16 Oct Philippine Gold
When analysing the gold market in the Philippines, two concerns come to mind – are the country and its investors well protected against financial crisis? Do we believe that the government could take specific steps to modernise the gold market in order to better protect the market and individual investors?
Is the Philippines prepared for the next financial crisis?
This is a question all Filipinos should be asking themselves as economic crises have spread through many Emerging Market countries. Argentina was recently forced to seek a $50bn emergency bail out from the IMF to shore up its currency when it fell almost 50% during this year. Pakistan is the latest country to ask for a bail out from the IMF. In Turkey, the government has also resorted to extreme measures to shore up its financial system and currency, which also fell around 50%. However, Turkey’s substantial foreign reserves of $89bn, including $18bn of gold, has helped ensure resilience and independence.

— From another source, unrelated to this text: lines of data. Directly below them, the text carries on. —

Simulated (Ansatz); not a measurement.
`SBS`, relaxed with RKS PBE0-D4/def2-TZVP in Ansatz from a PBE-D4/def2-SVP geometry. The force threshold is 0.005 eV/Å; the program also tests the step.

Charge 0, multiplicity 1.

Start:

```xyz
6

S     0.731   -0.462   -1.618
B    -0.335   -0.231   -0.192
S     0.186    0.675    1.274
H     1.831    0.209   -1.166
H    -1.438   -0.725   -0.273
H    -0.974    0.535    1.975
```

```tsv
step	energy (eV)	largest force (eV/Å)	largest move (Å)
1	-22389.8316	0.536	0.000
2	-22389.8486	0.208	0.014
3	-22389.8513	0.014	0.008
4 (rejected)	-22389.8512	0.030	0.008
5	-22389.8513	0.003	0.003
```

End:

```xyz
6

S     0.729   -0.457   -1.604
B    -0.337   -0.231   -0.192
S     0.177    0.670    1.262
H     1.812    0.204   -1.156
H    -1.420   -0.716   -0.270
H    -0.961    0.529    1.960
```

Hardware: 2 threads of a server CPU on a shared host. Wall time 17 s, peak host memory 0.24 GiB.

So far, this new wave of EM panic has not reached the Philippines, as the Peso has only fallen modestly from around 50 to the US dollar at the start of the year to around 54 today. However, the Philippines has needed to sell foreign reserves, which have fallen $6 billion this year to a ten-year low of $78bn. So, complacency is not a good strategy, and the Philippines should proactively make adjustments in order to prepare for the next crisis.
The first thing the Philippines should do is to change its policy regarding gold. The current law requires that gold and silver produced in the country must be sold to the Bangko Sentral. The problem is that the 7% tax (excise and withholding) encourages small-scale producers to sell in the grey market, or to smuggle it out of the country, rather than selling the mined gold to the Central Bank. This means that the gold mined in the Philippines is not being used to shore up the nation’s finances. A better approach would be to eliminate the tax and keep the gold in the country.
The second thing is to try to encourage greater production. The Philippines is reportedly among Asia’s wealthiest countries in terms of mineral resources, with reserves of gold, silver, copper, nickel, and other metals of estimated to reach $1 trillion. However, the legal framework, including land use rights, environmental and labour regulations are not sufficiently appealing to attract major foreign direct investment in greenfield mining projects. The government should modernise rules and regulations to create a more investor-friendly environment for foreign capital.
Lastly, the Philippines should encourage citizens to buy and own gold for their own savings. Time has shown that gold has maintained its value versus the Peso. In the chart above, you can see that an ounce of gold has risen over five times from around 10,000 Pesos in 2000. One idea is to encourage citizens to set up retirement accounts, including gold that will reduce the need for government welfare in the future. Moreover, gold has the advantage of being globally recognised and not subject to the same restrictions on transfer as dollars which need to flow through the regulated banking system.